March 12, 2021 to April 2, 2021
Exhibition By Victoria Gonzales and Beronica Gonzales
The exhibition explores two sides of a singular shared experience of childhood and how that experience is translated into adulthood and made visible through a comparison of two bodies of work. This exhibition seeks to investigate themes of perception, memory and material sensibilities and their connection to home and familial relations. The works combine fiber arts and painting to examine how we perceive and interact with the world around us. Memory presents itself as a means to contemplate the past and guide the present through the manipulation of fiber and paint and their attachment to past and present. While fiber is embedded with symbols of comfort, home and tradition, paint is tied to immediacy and control. Additionally, both materials can enhance or diminish tactility as a means to connect memory, space, and objects. The combination of the two are presented as a vehicle to navigate a world view.

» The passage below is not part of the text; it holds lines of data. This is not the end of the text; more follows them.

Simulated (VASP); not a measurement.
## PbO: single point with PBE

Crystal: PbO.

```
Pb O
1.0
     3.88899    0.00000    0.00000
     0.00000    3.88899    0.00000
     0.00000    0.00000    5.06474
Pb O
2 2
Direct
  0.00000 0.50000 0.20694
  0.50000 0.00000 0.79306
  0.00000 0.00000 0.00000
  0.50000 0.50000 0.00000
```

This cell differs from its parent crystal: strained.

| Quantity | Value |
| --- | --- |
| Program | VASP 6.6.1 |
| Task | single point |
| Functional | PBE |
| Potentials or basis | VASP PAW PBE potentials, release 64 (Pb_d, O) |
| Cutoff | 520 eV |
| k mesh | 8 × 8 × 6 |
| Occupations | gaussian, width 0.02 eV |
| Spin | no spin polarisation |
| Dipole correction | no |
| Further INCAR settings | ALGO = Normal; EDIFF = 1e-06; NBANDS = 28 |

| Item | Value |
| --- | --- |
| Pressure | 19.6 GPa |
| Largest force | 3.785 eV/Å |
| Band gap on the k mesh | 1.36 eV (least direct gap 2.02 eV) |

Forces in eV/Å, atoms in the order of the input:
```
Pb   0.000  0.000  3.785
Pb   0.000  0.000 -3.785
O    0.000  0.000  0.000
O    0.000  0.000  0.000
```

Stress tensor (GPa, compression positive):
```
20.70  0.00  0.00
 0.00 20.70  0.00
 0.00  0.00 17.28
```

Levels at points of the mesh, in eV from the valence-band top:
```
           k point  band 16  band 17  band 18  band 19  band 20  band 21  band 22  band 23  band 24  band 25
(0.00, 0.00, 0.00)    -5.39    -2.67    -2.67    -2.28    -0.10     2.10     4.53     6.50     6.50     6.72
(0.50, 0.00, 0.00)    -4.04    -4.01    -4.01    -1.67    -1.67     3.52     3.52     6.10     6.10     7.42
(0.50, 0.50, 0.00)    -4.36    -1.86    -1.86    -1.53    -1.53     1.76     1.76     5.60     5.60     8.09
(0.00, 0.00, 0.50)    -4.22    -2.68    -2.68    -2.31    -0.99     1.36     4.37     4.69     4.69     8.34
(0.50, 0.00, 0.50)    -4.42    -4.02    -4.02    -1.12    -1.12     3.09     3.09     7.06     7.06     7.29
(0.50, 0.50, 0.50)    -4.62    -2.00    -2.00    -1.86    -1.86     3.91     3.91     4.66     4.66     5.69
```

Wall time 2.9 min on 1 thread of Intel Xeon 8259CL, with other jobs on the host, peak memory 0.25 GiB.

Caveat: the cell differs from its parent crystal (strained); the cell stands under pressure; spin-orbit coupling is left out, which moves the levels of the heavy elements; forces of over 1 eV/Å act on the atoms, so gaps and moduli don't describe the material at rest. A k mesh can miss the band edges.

Victoria Gonzales’s work uses abstraction to reference objects and space in large oil paintings and small intimate fiber works. The oil paintings explore the materiality of paint and the manipulation of its tactile quality. They feature thick heavily applied texture and bold flat passages of color to push and pull both space and paint. The small fiber works expand her language of mark making and interest in tactility on a smaller scale to embellish singular marks within space with machine embroidered sewing. Thread and paint are used as means to explore texture and mark making’s connection to an automatic physical function. Beronica Gonzales’s work explores themes of self representation, focusing on moments, objects, and environments which elicit visceral personal connections and embodying them in a way which manifests her complicated relationships with what they depict. Part of this connection is communicated through material choice and the inherent implications of fibers and paint.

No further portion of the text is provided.